I fully intend to vote some financially disabled politicians out of office on the next go around.
I do appreciate your concern for my BP. However, working in private industry and having to account for the money I spent I don’t see this as a major project. Put a spending limit on the cost per lb of meat/high end commodities and use WIC style nutritional standards. I would expect a handful of nutritionists already on the Federal Payroll could knock this out in a couple of months. the list goes to grocery stores who then sticker the items on the list. Done. Move on to the next pile of tax money blowing out the window.

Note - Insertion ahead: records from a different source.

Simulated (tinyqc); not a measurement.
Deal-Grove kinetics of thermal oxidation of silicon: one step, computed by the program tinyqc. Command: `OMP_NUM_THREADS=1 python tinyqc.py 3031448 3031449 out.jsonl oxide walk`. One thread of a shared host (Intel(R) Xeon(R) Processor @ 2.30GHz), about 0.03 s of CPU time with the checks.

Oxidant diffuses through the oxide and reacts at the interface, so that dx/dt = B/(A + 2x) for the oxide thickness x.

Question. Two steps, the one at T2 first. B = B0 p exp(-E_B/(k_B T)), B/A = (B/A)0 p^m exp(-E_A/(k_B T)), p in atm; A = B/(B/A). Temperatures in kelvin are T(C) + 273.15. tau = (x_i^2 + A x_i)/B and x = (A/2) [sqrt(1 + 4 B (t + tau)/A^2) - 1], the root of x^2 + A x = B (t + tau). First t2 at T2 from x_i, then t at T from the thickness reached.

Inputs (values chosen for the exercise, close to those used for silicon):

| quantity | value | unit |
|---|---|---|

Magiver, are you clear on the concept that if food-assistance recipients spend their allotment on junk food, your money is no more “wasted” than if they spend it on good food? Your money spent is the same either way. They don’t get an increased amount of your money if they spend it on junk food. They get their calories. They don’t starve to death. Your tax dollars don’t change based on what they buy and eat.
They’re both Federal. In fact, when you apply for EBT, you can use the same form for either of the two. And it’s county agencies that actually process the applications.
Where are you people living that food stamps are still used? NJ people get a credit card with the balance put in every month. The only diffference between it and a credit/debit card is that users can’t get change.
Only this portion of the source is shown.